In this interview BODY publisher Nick Monjo questions DG Brands CEO Christopher Scharff about how his company has addressed some of these issues. While Scharff discusses solutions that apply specifically to his company, his answers will be of interest to firms producing and selling a wide variety of different merchandise.

MONJO: Dreamgirl lingerie, costumes and apparel are currently available in physical stores and online. You have announced a number of policies to change and improve the way these products are sold. Can you summarize the three or four ways things will change for the retailers involved?

SCHARFF: DG Brands will be implementing a new Minimum Advertised Pricing (MAP) policy and Authorized Reseller Program.

First, we recognize that our high quality DG retailers invest time and resources to deliver an outstanding customer experience through knowledgeable staff and compelling merchandising. In support and to reinforce our retailers efforts, DG Brands is establishing policies to help allow DG Retailers to earn the profits and margins necessary to maintain a high level of customer service.

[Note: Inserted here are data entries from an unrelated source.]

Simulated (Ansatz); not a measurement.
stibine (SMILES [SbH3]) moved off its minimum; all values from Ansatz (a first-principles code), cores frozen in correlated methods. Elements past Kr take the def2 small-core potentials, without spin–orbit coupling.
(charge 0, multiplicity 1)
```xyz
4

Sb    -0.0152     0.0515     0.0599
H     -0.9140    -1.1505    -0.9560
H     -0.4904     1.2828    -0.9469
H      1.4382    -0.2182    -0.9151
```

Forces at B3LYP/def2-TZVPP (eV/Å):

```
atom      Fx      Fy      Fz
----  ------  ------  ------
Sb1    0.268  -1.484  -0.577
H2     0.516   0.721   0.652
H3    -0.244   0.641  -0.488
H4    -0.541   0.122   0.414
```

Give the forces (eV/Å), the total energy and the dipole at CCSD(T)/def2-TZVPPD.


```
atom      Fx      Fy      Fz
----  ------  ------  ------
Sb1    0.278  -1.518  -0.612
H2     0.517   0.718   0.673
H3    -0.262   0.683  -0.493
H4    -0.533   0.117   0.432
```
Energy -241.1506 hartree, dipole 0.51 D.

This new Minimum Advertised Price Policy and Authorized Reseller program is designed to promote retailer success by stabilizing online pricing. This will be accomplished by controlling the distribution and access to DG Brands products and maintain a consistent elevated DG Brands experience across all sales channels. Retailers who have a question about these new policies are asked to call their DG sales representative.

MONJO: You have stated unequivocally that DG Brands will not be retailing Dreamgirl products directly to consumers. Can you explain and expand a bit on this.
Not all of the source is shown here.